Spying on Russians and Selling the Data
- Oct. 30 2013 00:00
- Last edited 21:04
It is becoming increasingly difficult to guarantee that personal information and Internet communications remain secret. The Federal Security Service intends to force Internet providers to install new equipment enabling the agency to conduct comprehensive monitoring of Internet traffic and e-mail correspondences. A joint project by the FSB and Communications and Press Ministry indicates that the Chekists intend to gain remote access to data packets, phone numbers, IP addresses, user account information, e-mail addresses and other personal data of Internet and mobile communications users.
There is nothing new about the state monitoring Russians' communications. According to intelligence experts, the government has been doing so ever since it instituted the SORM program in 2008 that enables the siloviki to monitor Internet activity of their choosing. But the new proposal would greatly expand the FSB's technical ability to control the huge flow of data, which has grown considerably since 2008, enabling the agency to remotely intercept messages and data without informing the communications provider. The FSB intends to monitor e-mail correspondence sent through both domestic and foreign providers, including Gmail and Yahoo.

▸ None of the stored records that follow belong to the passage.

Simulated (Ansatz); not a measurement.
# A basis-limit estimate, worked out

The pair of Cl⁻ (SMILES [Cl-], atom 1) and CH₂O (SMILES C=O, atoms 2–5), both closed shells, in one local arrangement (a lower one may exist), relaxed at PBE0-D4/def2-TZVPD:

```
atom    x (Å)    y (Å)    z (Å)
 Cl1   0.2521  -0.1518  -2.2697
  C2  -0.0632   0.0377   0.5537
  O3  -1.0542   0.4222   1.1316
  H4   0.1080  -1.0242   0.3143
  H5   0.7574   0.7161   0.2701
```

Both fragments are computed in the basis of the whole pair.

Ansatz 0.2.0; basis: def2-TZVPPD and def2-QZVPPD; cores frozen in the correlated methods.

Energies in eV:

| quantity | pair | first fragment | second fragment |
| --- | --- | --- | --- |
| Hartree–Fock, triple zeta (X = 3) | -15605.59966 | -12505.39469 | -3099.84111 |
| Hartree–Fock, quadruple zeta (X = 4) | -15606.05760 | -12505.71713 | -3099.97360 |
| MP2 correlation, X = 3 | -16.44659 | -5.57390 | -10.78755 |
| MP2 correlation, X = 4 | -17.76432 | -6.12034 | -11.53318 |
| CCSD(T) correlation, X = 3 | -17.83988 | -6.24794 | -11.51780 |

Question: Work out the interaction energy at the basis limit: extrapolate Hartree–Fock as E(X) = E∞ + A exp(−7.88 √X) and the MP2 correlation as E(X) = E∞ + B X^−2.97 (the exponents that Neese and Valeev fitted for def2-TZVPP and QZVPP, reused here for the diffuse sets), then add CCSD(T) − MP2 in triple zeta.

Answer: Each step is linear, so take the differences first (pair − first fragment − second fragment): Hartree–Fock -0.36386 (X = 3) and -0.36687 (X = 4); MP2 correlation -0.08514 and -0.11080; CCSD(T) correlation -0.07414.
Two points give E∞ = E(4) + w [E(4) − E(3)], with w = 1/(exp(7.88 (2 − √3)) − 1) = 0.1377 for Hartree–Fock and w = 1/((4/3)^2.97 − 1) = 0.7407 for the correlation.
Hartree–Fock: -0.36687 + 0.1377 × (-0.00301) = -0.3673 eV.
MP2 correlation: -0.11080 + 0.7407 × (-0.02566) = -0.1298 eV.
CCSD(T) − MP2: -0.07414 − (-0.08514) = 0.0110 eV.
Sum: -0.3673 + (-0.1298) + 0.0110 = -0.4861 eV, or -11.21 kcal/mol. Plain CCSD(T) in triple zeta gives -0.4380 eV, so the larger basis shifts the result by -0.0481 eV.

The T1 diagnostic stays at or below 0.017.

But intelligence agencies around the world are attempting to gain total control of the e-mail messages and telephone calls of millions of citizens in order to detect and combat crime. Just last week, it was reported that the U.S. National Security Agency had tapped 70 million phone conversations by French citizens.
From the viewpoint of data flow control, Russia is not unique. Russia's great distinction is its level of state corruption.
First, it may very well be that the FSB's plan to force Internet providers to install new surveillance equipment on their servers was devised with one dominant goal in mind: so that the siloviki could profit from bribes and graft when this extremely expensive equipment is ordered and installed.
Second, Russian intelligence agencies have a habit of leaking or selling confidential information for political or financial gain. It would come as no surprise if compact disks containing the private correspondence of prominent individuals were later sold to business rivals or even simply to voyeurs.